My Soul is a Mystery Box

In his exhibit “Big Paper Beatnik Poems // Inside, Outside, In the Middle, Jazz Be Jazz Be,” Juan Felipe Herrera writes poems in sharpie on cardboard boxes, paper bags, and used envelopes. In this exhibit, his sharpied words feel free. The poems transgress the normal functions of the bag, envelope, or box he’s writing on, and have a feeling of written-in-real-time—the object informs the writing.

I wondered what it might be like to break the rules of where poems are supposed to live (usually books, journals, and word processors) with my Writing the Community kindergarten class at Pueblo Gardens Elementary School. I wanted them to write directly on some piece of “trash”. Cardboard boxes immediately came to mind. They’re easy to write on, three-dimensional, and you can put things inside of them. Thus emerged this exercise, “My Soul is a Mystery Box.”

For this exercise I placed objects into the box that we could observe using our five senses, and we wrote our guesses of what inside on the box on the box itself. This exercise focuses on play as much as it does writing a poem—much of the reason I’m drawn to Herrera’s work.

Sequence of Activities:

Pre-class preparation

  1. Find a small to medium sized cardboard box. If you have time and the desire, decorate the box so it has a magical feel. Paint the mystery box in different colors, add glitter, scraps of paper, stickers—go wild.
  2. Find items around your house to add to the box. My only vision for collecting objects was variety. I included photographs (the more abstract the better), small stones from my yard, flowers from around my neighborhood, yarn, dice, an orange. Your objects don’t need to be spectacular. In fact, mundane can be better. Think of Herrera’s work which turns a Starbucks bag into an exciting poem.

Set-up        

•    Explain that today you brought in a “Mystery Box,” which you will discuss later. We are going to set the box to the side, much like a soup needs to simmer so that it cooks up more magic.

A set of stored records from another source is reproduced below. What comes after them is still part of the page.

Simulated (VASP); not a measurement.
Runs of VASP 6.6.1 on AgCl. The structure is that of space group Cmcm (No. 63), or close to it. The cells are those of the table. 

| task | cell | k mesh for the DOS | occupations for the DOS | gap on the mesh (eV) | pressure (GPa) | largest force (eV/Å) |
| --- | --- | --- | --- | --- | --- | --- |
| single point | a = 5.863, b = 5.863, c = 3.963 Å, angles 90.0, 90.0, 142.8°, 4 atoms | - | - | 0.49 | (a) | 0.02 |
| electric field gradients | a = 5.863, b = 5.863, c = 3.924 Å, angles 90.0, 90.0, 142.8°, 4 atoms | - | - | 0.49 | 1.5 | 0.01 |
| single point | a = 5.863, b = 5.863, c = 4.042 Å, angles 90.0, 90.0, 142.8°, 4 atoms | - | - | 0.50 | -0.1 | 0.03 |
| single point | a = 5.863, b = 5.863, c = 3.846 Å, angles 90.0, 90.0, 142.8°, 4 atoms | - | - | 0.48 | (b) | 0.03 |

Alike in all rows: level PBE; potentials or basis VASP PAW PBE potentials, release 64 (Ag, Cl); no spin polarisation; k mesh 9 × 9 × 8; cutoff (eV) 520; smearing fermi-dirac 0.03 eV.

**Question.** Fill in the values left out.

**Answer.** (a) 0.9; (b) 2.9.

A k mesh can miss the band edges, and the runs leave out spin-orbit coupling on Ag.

Five Senses Warm-Up  (10 minutes)

  • Explain that before even touching the mystery box, the students are going to go on a scavenger hunt around the garden for their five favorite items. Tell them that when done, you’ll meet as a group.  
  • Depending on the garden and its rules, you might allow students to bring their most favorite of the favorite five items back with them to the group. Check with your school if students can pick leaves from the trees, flowers from the garden, and move rocks around.
  • Allow students ample time to explore. I tend to let them explore until I notice their attention wane (usually when they start getting restless and bickering with one another).
  • Have the class return to the group either in a circle on the grass or at a picnic table.
  • Ask students to name the five senses. Once the group has identified the five senses, ask questions about their favorite object using these five senses. A few examples are below:
    • Everyone must be super quiet for this part. Close your eyes, hold your object up to your ear, and listen closely. What does your object sound like?
    • Okay, listen again. What is your object telling you?
    • What does your object feel like when you touch it? Does it remind you of anything else?
  • Feel free to write these ideas on a white board or poster board, or if given consent by your classroom teacher, record this discussion on your phone and transcribe later into a poem.

What’s in the box? (5 minutes)

  • Remind the students about the magical word “imagination.” (I start off my residencies with younger students with a discussion about what imagination is). Have a quick discussion. I like to explain imagination as a kind of magic where we turn the unreal into the real. I remind them that when we use our imagination, we don’t have to make sense.
  • Ask the students to use their imagination and guess what’s in the box. Remind them it can be anything! It can be helpful to give some examples of what could be in the box in the beginning.  
  • As they share ideas, write on the box. Experiment with writing in small letters, huge letters, in cursive letters, etc. Try writing so that it takes up most of the box.   

Pick-an-object (20 minutes)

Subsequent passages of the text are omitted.